JUST JODIE'S BLOG

If there's one thing that I'll always remember
it's that if you want your dreams to come true don't merely wish
, you should always map out goals, work towards meeting them
and have plenty to aspire to.

05 March 2011

My Mind's General Input and Output ... A Posh Way Of Saying 'What's on My Mind"

Today (well yesterday now) went pretty well overall. I managed to finalise my focus-group discussion transcripts and then spent the afternoon preparing and writing some of the introduction to my dissertation. I read some pretty interesting stuff and fell back in love with my project. I suppose taking a break from statistics was the best idea that I've had in a while. Although I'm generally a fan of statistics I do admit that sometimes they can be confusing at first and when you feel lost all it takes is a break from them and then a fresh look and it all makes sense, that's my theory anyway. The reading I did today put a lot of things regarding my project back into perspective, the joys of studying deception actually came back and as a result of this The most nerdy things cheer me up. If I'm ever sad and you want to buy me a gift, don't buy me flowers (I have hayfever) find me a good research paper to read or a scientific book. 

Earlier I had the brain wave to find out how much it would cost to get my dissertation professionally printed and plastic binded. To be honest I wish I hadn't bothered. I went to a well recognised website (I think it was print express) and requested a quote for a document roughly 70 A4 pages long, on white paper and ring binded. I also specified that I would be needing at least 2 copies (preferably 3). I got an email telling me that it would cost £33 for one copy, £60 for two copies and £120 for five copies. I suddenly realised that it would be cheaper to print it myself and pay for ring binding at university (or else where depending on how it all pans out). I then decided to purchase 500 sheets of A4 paper from Amazon (costing me £5.80) and two ink cartridges from Cartridge Monkey (costing me £20). This will print at least 2 copies of my dissertation (which is the number of copies I have to hand in) and it's only cost me £25 + plastic binding costs, even if it's £5 it's still only cost me £30 for two or three copies of my dissertation, saving me a minimum of £27 and a maximum of £93. I suppose I liked the idea of someone doing all of the printing for me, so it would just arrive in the post and I could just go and hand it in, hassle free, but i refuse to pay that much.

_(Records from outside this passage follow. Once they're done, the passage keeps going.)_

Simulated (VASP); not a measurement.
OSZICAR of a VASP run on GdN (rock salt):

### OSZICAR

I've just realised that my thought processes are quite disorganised at the moment, there is no structure or flow to the things I'm thinking about. I'm actually thinking about the way that I'm thinking, this is called introspection, a research method used in cognitive psychology that was discontinued for various ethical reasons. The mere mention of the word ethics reminds me that I have an assignment to write about ethics. I should probably start it soon as it has to be in the day after my dissertation, so I'll probably end up forgetting all about it because of stress and panic. First of all, I need to actually decide which question of the six options I'm going to answer. I might stick with the question about online behaviour providing I'm able to answer the question in a more focussed manner than the question itself suggests to answer it. If not, there's a perfectly good question about psychologists in the media, I suppose this would give me another chance to slag off the Daily Mail using literature to support my view point, pretty much like the first assignment of the ethics module. I'm sure I'll answer the most appropriate question to the best of my ability and hand it in on time. I'm just sharing this with you because I'm bored yet I'm thinking quite deeply. 

I should honestly go to sleep soon, there are lots of things I want to do over the weekend and I'm just not going to get everything done if all I want to do is sleep. I'm kind of in a relaxed state at the moment, my house is as silent as it can be, my bed in comfy but I just don't want to sleep. Insomnia tends to kick in when I have lots of work to do. This is probably because I spend all day working and then I want some free time for myself, so I sacrifice sleeping. Another plausible reason is that my brain just won't shut down properly. Either way, I'm awake now and I don't particularly like it. 

It's also kind of horrible to constantly have a guy on your mind. It's even worse that there's nothing that I can do about my feelings for this guy for several reasons at the moment. I won't elaborate too much as my blog is public and a lot less private than I actually realise when I'm writing my posts. But, this guy is perfect in my eyes personality and looks-wise. I'm hoping that things will get a bit better in the future. Lets just see where the future takes me eh?

I think I'm going to wrap this blog up now, before it turns into some kind of vicious rant about the Daily Mail, Andy Coulson or how sociology is not a science. These are just a few of my favourite rants to have. Maybe I should write some rant posts soon. It would certainly make my blog more interesting and add a bit of personality to it. But obviously, I can only post rants when I actually feel like it.